For such an investment in F1 these days risk-taking is clearly off the menu. What a shame.
What we have here is a generally uninspiring duo, although I will say that in Perez’s case, his reputation, when held up against thrusting youngsters Lawson and Yuki Tsunoda, can maybe now be positively re-appraised somewhat.
Last autumn, I suggested Cadillac should have done all it could to get Alex Palou. I stand by that. He’s the most consistently winning driver on the planet right now and he’s coming into his peak.
My other suggestion last year was, I’m sure, viewed as ludicrously left-field. Alex Lynn.
I’m sure it still is. So, what better policy to double down on it!
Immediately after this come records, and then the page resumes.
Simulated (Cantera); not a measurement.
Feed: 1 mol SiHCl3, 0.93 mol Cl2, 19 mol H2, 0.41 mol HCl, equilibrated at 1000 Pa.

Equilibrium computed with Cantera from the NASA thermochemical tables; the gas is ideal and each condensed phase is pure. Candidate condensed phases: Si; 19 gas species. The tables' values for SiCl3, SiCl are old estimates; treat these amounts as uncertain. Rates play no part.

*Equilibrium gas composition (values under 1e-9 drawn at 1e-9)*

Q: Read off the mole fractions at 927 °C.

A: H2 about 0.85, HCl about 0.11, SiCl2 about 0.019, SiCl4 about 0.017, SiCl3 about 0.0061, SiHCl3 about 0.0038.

It's not absolutely and specifically Lynn, although since last autumn he has proved to be a standout in WEC’s most competitive ever season. It is more just the notion of bringing a risk and reward policy back to F1.
If not Lynn, what about Jake Dennis? He’s in the TWG environs, showed decently on his free practice appearance at Abu Dhabi in 2023, is an excellent sim and development driver and now a mature professional.
Neither of these suggestions will happen now or very likely in the future. But think about the big names in F1 now. They all got to their present beneficial destinations by teams taking risks on them, and that is a trait so sadly missing from F1 at present, in my opinion.
Not Cadillac's job to pick an exciting line-up
Glenn Freeman

This would be a really smart move by Cadillac. Bottas and Perez have the sort of CVs that brand new F1 teams crave: race winners with recent experience of how top teams operate.
It might not excite those who want to see new spots on the grid going to fresh faces, but that's not Cadillac's job here. That team is in a race to achieve respectability, and you're more likely to get that by signing two experienced pros who can offer a lot of guidance, advice and leadership in Cadillac's formative years.
This isn't just about what they can bring on the track but also off it. And the sooner they are through the door and working for the team, the sooner they can start making a difference. There will be a huge amount of value they can provide over the rest of 2025, before there's a car to take on track. Younger talents who some might deem more exciting wouldn't be able to bring that.
You could say that Sauber's Nico Hulkenberg/Gabriel Bortoleto partnership shows what can be done when one veteran driver is partnered with a talented rookie, but Sauber's position ahead of its rebrand as Audi is very different to Cadillac starting from zero. Sauber could afford to give Bortoleto a bit of time to get up to speed as so many parts of its F1 operation were well set even before the Audi-led scaling-up began.
A Bortoleto-type driver wouldn't get the same trajectory in his first season if he was trying to follow that path with Cadillac in 2026.
Bottas and Perez tick so many of the boxes this team needs.
Necessarily underwhelming
Jack Benyon

I really do understand that this was basically Cadillac’s only sensible option but I can’t help but be underwhelmed.
Starting with Bottas in 2017 up until last year, these drivers have at worst ‘just’ driven, and at best been crucial in developing, F1’s best cars consecutively in that period.
And yet, despite their experience being a crucial barometer for Cadillac’s development, neither is above needing a barometer to prove their pace and performance in F1 as well, given their last respective spells.
Both might have been hard done by in their respective F1 exits, but both raised enough questions that it wasn’t clear they were the best option for a reprieve. Surely the same doubts should apply in hiring them now?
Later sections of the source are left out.